Amid indictments, Trump’s fundraising nearly doubled in second quarter

By Jason Lange

WASHINGTON (Reuters) – Republican presidential candidate Donald Trump’s main fundraising committee raised more than $35 million during the April-June period, a campaign official said, nearly twice what the group gathered in the prior three months.

The acceleration in fundraising could be a sign that Trump’s 2024 campaign coffers are benefiting from the former president’s legal problems.

Trump was indicted by a federal grand jury in June on charges that include mishandling classified documents after he left the White House in 2021. Prosecutors in New York City charged him in April in a separate case involving an alleged hush-money payment to a porn star.

Trump has disputed all the charges, saying he is the victim of a political witch hunt – an argument he uses regularly in his e-mailed fundraising appeals. In one such email, he also said, “They’re not coming after me, they’re coming after YOU,” a theme he has echoed on the stump.

According to a Reuters/Ipsos poll conducted the day after Trump’s federal indictment, a vast majority of Republicans believe those charges are politically motivated.

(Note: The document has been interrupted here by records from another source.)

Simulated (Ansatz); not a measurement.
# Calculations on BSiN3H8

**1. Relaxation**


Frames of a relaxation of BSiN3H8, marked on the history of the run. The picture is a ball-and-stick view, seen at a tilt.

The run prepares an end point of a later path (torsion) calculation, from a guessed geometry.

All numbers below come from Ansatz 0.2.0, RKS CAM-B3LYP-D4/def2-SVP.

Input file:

Trump is the front-runner in a crowded field seeking the Republican presidential nomination for next November’s election. His chief rival in that contest, Florida Governor Ron DeSantis, only declared his candidacy in May and has yet to disclose how much money he has raised.

The Trump campaign official, who spoke on condition of anonymity, did not provide further details on the second quarter fundraising, which was carried out by Trump’s Save America Joint Fundraising Committee.

But the more than $35 million in reported donations far outstripped the $18.8 million that the joint committee raised in the first three months of the year.

The joint committee’s most recent fundraising appeals disclose that 90% of the money it raises go to Trump’s campaign, while the other 10% go to a separate group that helps fund Trump’s legal expenses.